It seems painfully cliched to describe Shakespeare’s work as timeless, but there’s really no other way to say it. Julius Caesar is a play that feels achingly relevant to our contemporary political climate, which is no doubt why it seems to be enjoying a revival with modern productions at the RSC, The Bridge and in New York. Recent events such as Brexit and the election of Donald Trump have caused us to call into question the political status quo, as the global liberal order that has been in place since the end of the Cold War seems to be crumbling from within. Although these developments may seem earth-shattering to us, in the grand scheme of history there is nothing fundamentally new about them. Immediately following Caesar’s assassination Shakespeare has Brutus say:
“How many ages hence
Shall this our lofty scene be acted over
In states unborn and accents yet unknown!”
It seems that here Shakespeare was referencing not just the notoriety of the specific act of Caesar’s assassination but also how history is doomed to repeat itself. In Julius Caesar Shakespeare portrays democracy as a broken system, in which the political elites are out of touch with a wider population that is vulnerable to abuse by demagogues wielding false promises. He also poses the question of how far one should go for their beliefs in such times of great upheaval? His protagonist Brutus kills a great man, estranges his wife and brings about a civil war in his efforts to uphold the Roman Republic. Although Brutus’ motives may have been pure, his attempt to achieve them through murder directly precipitate the fall of the republic and the loss of everything he holds dear.
With characters this complex and nuanced, staging a production that is directly allegorical to current political events seems misguided. A recent production at New York’s Public Theatre drew controversy for depicting Caesar as a blonde-haired, orange-skinned loudmouth, alongside a glamorous Eastern European Calpurnia. For me such productions are not only painfully unsubtle, but also undermine what makes the story of Caesar’s assassination and it’s aftermath so compelling, the fact that no side was clearly right or wrong. Therefore, I hope that my modern version of Julius Caesar will invite the audience to draw their own parallels between the play and current affairs, rather than imposing any one interpretation on them.

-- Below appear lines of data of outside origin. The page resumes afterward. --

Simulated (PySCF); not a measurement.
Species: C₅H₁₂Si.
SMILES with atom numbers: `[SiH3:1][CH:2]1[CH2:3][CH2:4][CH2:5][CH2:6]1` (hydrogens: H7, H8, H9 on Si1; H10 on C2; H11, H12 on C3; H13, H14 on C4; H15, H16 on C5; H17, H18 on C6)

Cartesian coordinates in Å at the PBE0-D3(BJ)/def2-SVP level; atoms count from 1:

Apart from the depiction of Rome as a modern democracy rather than a classical one, I have made no fundamental changes to the play. One great advantage of the play’s modern setting is that it has allowed me to cast it almost entirely gender-blind, as female politicians and soldiers are now far more common than they would have been in ancient Rome. Only two of the play’s many characters were specifically meant to be female, Portia and Calpurnia, and both find themselves marginalised by a patriarchal system that is sadly yet to be fully dismantled today.
Julius Caesar is a play with an epic scale, but luckily, I have been blessed with an extremely talented and enthusiastic production team, technical team, and cast who have proven themselves more than up to the challenge. I hope that you enjoy the fruits of their labours!
‘Julius Caesar’ is on at 7.30pm, 25th-27th December at The Assembly Rooms Theatre.